Unlike previous studies, perceivers in the current study inferred emotion from several targets varying in their levels of self-reported emotional expressivity. We also asked targets to discuss both positive and negative content while being videotaped. We hypothesized that expressive targets would produce more affective cues than less expressive ones, but that this would vary depending on the valence of the content they discussed. Specifically, theories about social display rules suggested that expressive targets would produce more visual affective cues, such as emotional facial expressions, when experiencing negative affect (Hypothesis 2). By contrast, when discussing positive content, we predicted that all targets would produce high levels of positive visual cues, regardless of their levels of expressivity. However, in our prior work, target expressivity predicted higher levels of EA for both negative and positive affect, suggesting that expressive targets do provide more positive affective cues than less expressive targets, but that these cues may not be visual. Instead, given the importance of auditory and semantic information in predicting EA (Gesn & Ickes, 1999) we predicted that expressive targets would produce more auditory and semantic affective cues, such as emotional language, when experiencing positive affect (Hypothesis 3).

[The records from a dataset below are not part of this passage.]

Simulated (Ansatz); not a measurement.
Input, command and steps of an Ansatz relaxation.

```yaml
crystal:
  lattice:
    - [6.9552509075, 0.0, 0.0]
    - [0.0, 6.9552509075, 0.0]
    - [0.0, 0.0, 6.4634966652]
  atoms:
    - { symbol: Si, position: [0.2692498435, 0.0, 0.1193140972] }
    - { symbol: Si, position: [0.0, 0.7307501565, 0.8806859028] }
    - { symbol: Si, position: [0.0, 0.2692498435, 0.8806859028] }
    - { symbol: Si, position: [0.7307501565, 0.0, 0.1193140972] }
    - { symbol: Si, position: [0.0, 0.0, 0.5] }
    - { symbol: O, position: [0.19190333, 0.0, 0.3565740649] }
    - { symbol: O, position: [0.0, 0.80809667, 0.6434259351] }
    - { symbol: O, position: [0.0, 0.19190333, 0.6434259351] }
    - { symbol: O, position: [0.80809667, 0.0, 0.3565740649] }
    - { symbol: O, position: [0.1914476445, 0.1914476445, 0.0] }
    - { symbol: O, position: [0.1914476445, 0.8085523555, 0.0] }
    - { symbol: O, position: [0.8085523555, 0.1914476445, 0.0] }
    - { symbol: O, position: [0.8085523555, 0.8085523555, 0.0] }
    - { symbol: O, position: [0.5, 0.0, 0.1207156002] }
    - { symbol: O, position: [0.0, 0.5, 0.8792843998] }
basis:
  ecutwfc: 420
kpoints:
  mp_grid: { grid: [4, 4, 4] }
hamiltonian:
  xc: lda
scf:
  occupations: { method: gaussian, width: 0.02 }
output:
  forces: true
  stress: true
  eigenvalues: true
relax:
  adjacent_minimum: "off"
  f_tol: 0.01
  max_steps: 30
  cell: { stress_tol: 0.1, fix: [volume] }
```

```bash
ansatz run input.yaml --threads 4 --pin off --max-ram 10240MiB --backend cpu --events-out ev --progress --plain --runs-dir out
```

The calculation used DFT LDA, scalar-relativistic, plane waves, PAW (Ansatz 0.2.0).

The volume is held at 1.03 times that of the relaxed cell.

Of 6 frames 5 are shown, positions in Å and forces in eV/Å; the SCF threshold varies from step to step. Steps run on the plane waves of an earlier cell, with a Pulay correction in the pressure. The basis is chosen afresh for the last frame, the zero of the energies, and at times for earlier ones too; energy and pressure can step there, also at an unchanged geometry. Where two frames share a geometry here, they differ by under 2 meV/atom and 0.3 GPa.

Target Expressivity Predicting EA Through Affective Cues

Finally, we examined the sources through which target expressivity would predict EA depending on informational conditions and valence. In general, we expected expressive targets’ affective readability to be mediated by their increased production of affective cues, but only under conditions in which they produce increased amounts of such cues. Specifically, we hypothesized that target expressivity would predict EA overall, but that this would be qualified by an interaction of expressivity and valence. That is, if expressive targets produced more visual affect cues only when discussing negative content, expressivity would predict EA in the visual only condition for negative, but not positive videos. Similarly, if expressive targets produce more auditory or verbal affect cues for positive content, then expressivity would predict EA in the auditory only condition for positive, but not negative videos (Hypothesis 4). Finally, we predicted that the effects on expressivity in each of these conditions would be driven by the cues that targets produced, and that target expressivity would predict EA through expressive targets’ production of negative visual and positive auditory affect cues (Hypothesis 5).

Method

The current study was comprised of two phases. In the first, we assembled a library of stimulus videotapes. For Phase 1— described in greater detail in Zaki et al. (2008, 2009)—targets (N = 14, 7 female, mean age = 26.5) participated in exchange for monetary compensation and signed informed consent as per the regulations of the Columbia University Institutional Review Board. Targets first completed the 16-item Berkeley Expressivity Questionnaire (BEQ; see Gross, 2000), a standard measure of emotional expressivity with high reliability and validity (J. Gross & John, 1997). After completing this questionnaire, targets were videotaped while discussing four positive and four negative emotional events from their lives. Within 30 min after they had discussed these events, targets watched the videotapes that had been made of them, and continuously rated how positive or negative they had felt while speaking, using a sliding Likert scale (on which 1 = “very negative” and 9 = “very positive”). This scale was similar to the affect rating “dial” used by Levenson and Ruef (1992), and allowed targets to update their affect ratings at any point during the video by moving an indicator along the scale. After rating each video, targets made summary judgments on a 9-point scale of how positive or negative and how aroused they had felt while speaking.

Stimuli

Two targets did not consent to the use of their videotapes as stimuli, and one target showed inadequate variability in their affect ratings for meaningful analysis of EA. Of the remaining 88 videos collected from 11 targets, 40 were chosen to balance the number of negative and positive videos and the number of videos with male and female targets. Videos were also chosen such that both positive and negative clips, while differing in the overall valence, did not differ in their summary arousal ratings.

Phase 2 Protocol

Perceivers (N = 95) gave informed consent to participate in the next phase of the experiment in exchange for either payment or course credit. Perceivers completed the Balanced Emotional Empathy Scale (BEES), a standard measure of emotional empathy that assessed responders’ tendency to share the affect of others with high reliability and validity (Mehrabian, 1972). Perceivers were then randomized into one of three conditions in this between subjects design. All three conditions involved watching a series of 20 target videos. A pseudorandomized Latin square design ensured that perceivers saw an equal number of positive and negative videos, and that each video was viewed by an approximately equal number of perceivers. While watching these videos, perceivers used the same sliding Likert scale that targets had used to continuously rate how positive or negative they thought targets felt at each moment.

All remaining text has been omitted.